Local officials are pleased that the governors of Georgia, Alabama and Florida, after meeting privately Tuesday in Montgomery, Ala., say they will solve the tri-state water war before their terms are over at the end of 2010.
“I think that’s the best news we’ve heard in some time,” said State Rep. Carl Rogers, R-Gainesville.
Rogers said setting a time frame is a great first step, especially with gubernatorial elections looming in the near future.
Wilton Rooks, who chairs the executive committee of a tri-state water basin group, also said he is encouraged the governors have set the timetable for agreement.
“I hope it will be an open and public process,” Rooks said. “... The timeline seems certainly doable and not overly aggressive.”
Emerging from a private meeting that lasted nearly two hours, the governors provided no details, but all expressed optimism that after nearly two decades, a solution can be found.
“Of course, like in most things, the devil’s in the details and we’re not quite sure what these details are going to look like,” said Rooks, an officer in the ACF Stakeholders, making up interested parties in the Apalachicola, Chattahoochee and Flint rivers basin.

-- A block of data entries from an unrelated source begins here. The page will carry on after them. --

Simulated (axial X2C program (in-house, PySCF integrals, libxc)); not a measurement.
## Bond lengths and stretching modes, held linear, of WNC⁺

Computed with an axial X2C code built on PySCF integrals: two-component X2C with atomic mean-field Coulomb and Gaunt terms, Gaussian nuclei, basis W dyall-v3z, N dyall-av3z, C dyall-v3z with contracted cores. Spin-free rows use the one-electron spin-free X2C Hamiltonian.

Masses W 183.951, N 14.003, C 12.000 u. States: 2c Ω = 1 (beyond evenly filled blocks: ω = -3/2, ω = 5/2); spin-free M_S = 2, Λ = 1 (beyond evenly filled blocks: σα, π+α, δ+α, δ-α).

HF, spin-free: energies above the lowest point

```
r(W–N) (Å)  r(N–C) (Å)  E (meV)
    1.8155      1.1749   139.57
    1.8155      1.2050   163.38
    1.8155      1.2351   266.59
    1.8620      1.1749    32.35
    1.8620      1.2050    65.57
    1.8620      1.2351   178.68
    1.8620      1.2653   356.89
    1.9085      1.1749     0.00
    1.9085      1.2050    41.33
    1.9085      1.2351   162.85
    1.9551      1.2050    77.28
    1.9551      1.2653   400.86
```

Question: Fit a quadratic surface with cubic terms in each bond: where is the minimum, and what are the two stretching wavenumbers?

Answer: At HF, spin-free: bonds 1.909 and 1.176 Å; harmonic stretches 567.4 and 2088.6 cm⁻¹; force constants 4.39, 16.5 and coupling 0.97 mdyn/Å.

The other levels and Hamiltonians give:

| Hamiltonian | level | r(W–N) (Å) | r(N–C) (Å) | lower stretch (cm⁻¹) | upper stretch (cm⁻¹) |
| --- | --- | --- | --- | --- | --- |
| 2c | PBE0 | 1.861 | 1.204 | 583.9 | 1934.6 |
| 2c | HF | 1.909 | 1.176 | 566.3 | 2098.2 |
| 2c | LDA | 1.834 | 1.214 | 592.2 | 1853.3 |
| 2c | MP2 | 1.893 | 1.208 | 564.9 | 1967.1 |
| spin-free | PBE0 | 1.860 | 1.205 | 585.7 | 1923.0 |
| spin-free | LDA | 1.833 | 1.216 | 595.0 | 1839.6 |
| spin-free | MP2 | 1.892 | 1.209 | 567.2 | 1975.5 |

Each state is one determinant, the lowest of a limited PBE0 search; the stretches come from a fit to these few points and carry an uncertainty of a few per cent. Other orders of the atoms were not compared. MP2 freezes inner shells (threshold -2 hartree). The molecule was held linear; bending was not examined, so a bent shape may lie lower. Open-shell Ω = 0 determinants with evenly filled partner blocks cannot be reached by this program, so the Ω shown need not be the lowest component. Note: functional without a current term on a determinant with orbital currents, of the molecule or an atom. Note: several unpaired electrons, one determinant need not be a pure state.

The three Republican governors also predicted success at their last meeting, held December 2007 in Tallahassee, Fla., but the conflict grew even testier and court rulings generally went against the interests of Georgia.
This time, they said, the outlook is different, partly because of a tight timetable before all three turn over their jobs to new state chief executives.
“We only have so much time left as governors of our respective states to accomplish this mission, and that’s why we are as optimistic as we are that it’s going to happen,” Florida Gov. Charlie Crist said.
Georgia Gov. Sonny Perdue said having a deadline fosters cooperation.
“We agree that it would be shameful, frankly, if we let the learning curve that we have been on and learned about transfer to another generation of elected leaders,” he said.
Terms of office are not the only deadline facing the governors.
In July, federal Judge Paul Magnuson ruled that withdrawing water from Lake Lanier for consumption was not a congressionally authorized use of the lake. According to court officials, the lake’s original purpose was to serve as a source for hydroelectric power.
The judge gave Georgia until 2012 to either have Congress revamp the uses of the lake, stop using withdrawals from the lake for water consumption or to renegotiate a deal with Florida and Alabama.
“I think the judge’s ruling is making all three (governors) move in a positive direction,” Rogers said.
Alabama Gov. Bob Riley said negotiating teams from each state will work out details of water apportionment and conservation. Then the governors plan to present the plan to their state legislatures in the spring for approval. From there, the plan will go to Congress for approval before year’s end.
“If we do that, I think each one of us can look back and say this was a successful venture that took too long, but we ultimately crossed the goal line,” Riley said.
State Rep. Doug Collins, R-Gainesville, said he is pleased the politicians were able to follow through with their plans to sit down together and work through the issues.
“I am pleased to see there are substantive negotiations going on. That was what was promised,” Collins said. “Hopefully all parties are dealing in good faith to get a workable solution and not just one that simply is a move to protect their own self-interest.”
Rooks said he also hopes the governors will “incorporate the interests of the stakeholders as well, as they go about their deliberations.”
The meeting between the three governors comes after congressional leaders from the involved states met in October to pen a letter urging the states’ top leaders to begin the discussions concerning the future of water usage from the lake.
The Associated Press contributed to this story.